The next step is to select the variables identifying the hierarchical structure, along with the outcome and potential predictor variables.

Selecting variables

In this example, we use the data from the High School and Beyond Study of 1982 and set up a model closely following some of the models in Chapter 4 of the well-known Raudenbush & Bryk (Sage, 2^nd Edition) text. Here we concentrate on how to set up the analysis, but readers are strongly urged to also read the relevant chapter to gain more insight into the model design decisions and interpretation of results obtained.

Data were available for a subsample of students and schools surveyed in 1982. The sample includes information on 160 schools, with a total of 7185 students nested within these. At a school level, we have the following information:

Type of school, as represented by the variable sector. This variable assumes values of either 0 or 1, indicating whether the school is a public or Catholic school.
A measure of the average socio-economic status of students within each school, represented by the variable MEANSES.

For each student, we have information on

A standardized measure of mathematical achievement (MATHACH)
The student’s socio-economic status (SES). This measure is a composite of parental education and occupation and the income of the household.
With the students nested within a school, we define the lowest level of the hierarchy as the student level, and the second level as the school level. The focus here is to determine to what extent schools differ in the mean mathematics achievement, taking both socio-economic status and school sector into account.

The data are stored in the file example.csv. The first few lines of this comma-separated values file are shown above.

The first line of the file contains the variable names. Each subsequent line contains information for a student. The file contains additional variables as well, such as female, representing the gender of a student.

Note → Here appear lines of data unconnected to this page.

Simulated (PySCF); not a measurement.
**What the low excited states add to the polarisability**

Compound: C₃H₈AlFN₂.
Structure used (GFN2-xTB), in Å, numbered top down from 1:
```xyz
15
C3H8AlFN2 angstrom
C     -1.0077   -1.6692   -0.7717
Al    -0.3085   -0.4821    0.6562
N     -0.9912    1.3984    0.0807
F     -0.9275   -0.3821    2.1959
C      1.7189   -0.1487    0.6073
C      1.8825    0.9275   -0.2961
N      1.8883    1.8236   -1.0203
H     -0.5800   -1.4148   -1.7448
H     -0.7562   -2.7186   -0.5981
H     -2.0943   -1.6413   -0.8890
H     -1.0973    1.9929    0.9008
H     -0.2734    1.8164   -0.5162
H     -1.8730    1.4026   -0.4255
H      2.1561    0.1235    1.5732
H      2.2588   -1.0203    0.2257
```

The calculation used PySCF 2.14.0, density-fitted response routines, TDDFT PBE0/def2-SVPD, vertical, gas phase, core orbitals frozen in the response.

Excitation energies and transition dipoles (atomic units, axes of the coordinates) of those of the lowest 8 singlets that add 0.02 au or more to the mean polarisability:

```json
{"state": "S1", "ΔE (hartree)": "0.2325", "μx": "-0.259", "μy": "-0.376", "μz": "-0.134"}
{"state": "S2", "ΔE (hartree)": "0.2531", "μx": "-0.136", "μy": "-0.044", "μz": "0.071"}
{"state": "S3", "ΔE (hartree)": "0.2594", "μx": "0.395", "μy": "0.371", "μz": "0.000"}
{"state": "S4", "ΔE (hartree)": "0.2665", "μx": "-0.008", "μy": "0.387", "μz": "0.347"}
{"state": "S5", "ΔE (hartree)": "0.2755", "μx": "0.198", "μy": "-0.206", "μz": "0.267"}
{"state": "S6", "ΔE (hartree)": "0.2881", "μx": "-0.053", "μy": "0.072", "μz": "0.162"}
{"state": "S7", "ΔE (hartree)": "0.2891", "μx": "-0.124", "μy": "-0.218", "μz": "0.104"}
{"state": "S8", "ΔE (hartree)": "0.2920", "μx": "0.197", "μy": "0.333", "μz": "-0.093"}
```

The first column, ID, contains the ID number of the school a student belongs to. This is followed by all student level information and all school level information for the school in question. Here we are looking at data from school with ID = 1224. School level information for this school, for example the information on SECTOR and MEANSES, are appended to the record for each student in the school. It is easy to see that while student level variables such as MATHACH changes from student to student, values for school level variables such as MEANSES stays the same over all students within the school.

Specifying the data starts with identifying the ID variable(s). For a two-level model, only a level-2 ID is required. This variable must be indicated first before any other variable selection can take place. For a three-level model, an ID for both level-2 and level-3 must be specified. The level-3 ID can be specified once the level-2 ID has been specified.

If a level-1 weight is to be specified, this should be done next by checking the check box in the Weight1 field under the weighting variable’s column. Note that for an HLM model, up to three weights (one at each level) may be used. For GLIM models, weighting is only available at level-1.

The outcome and predictor variables are specified next. To select a variable, use the check boxes in the Variable field(s) to select outcome and potential predictor variables. Here is an example of variables selected for a two-level model based on the well-known HS&B data:

We know that MINORITY, FEMALE, SES and MATHACH are student (level-1) variables, and SIZE, SECTOR, PRACAD and MEANSES are school (level-2) characteristics. Click the Update button to request the program to perform allocation of the selected variables to the appropriate levels. Once Update has been clicked, the second table changes to

Variables have now been allocated to the levels. Should a change be required, make the necessary changes, and click the Update button again. Should you want to request the program to reallocate the level assignments to the original allocation as made by the program, click the Reallocate Levels button to return this table to its original state.

Selecting variables for a three-level model is done in the same way.

Using weights

For analyses run with adaptive quadrature estimation, that is all the models with the exception of Normal (HLM) distribution type, a single level-1 weight may be used. When running a Normal (HLM) outcome type, three weights (one at each level) may be specified.

What to do if variables are assigned incorrectly to levels

Once variables are selected on the Data page, clicking the Update button prompts the program to automatically determine the appropriate level of the hierarchy each variable is associated with. Sometimes, however, problems can occur. To illustrate, consider the following example, based on the well-known HS&B data, in which students are nested with schools and we have information on the mean socio-economic status of each school represented by the variable MEANSES.

In this case, the program assigned the variable MEANSES to level-1. This is surely incorrect, as we know it to be a school rather than a student characteristic, representing the mean SES of a school.

Inspection of the data in the first table for this variable shows that, instead of having the same value for MEANSES for all students within school with ID 1224, the data for the second student (second record) shows a value of 0. This means that the values of this variable change within a school over students, and do not remain constant for all students within the school as a true level-2 variable should. This is most likely a data entry error and the best solution would be to clean the data and inspect it for similar problems with other variables.

However, the program does allow the user to override program allocation without editing the data. If a user wishes to proceed regardless, the level-1 check box for MEANSES can be unchecked and the level-2 check box can be checked instead. Clicking the Update button again will retain this modification. In effect, the program respects the user’s opinion.

Should the user prefer the program’s allocation at a later stage, clicking Reallocate Levels will reset the level allocation to the initial automatic allocation performed by the program.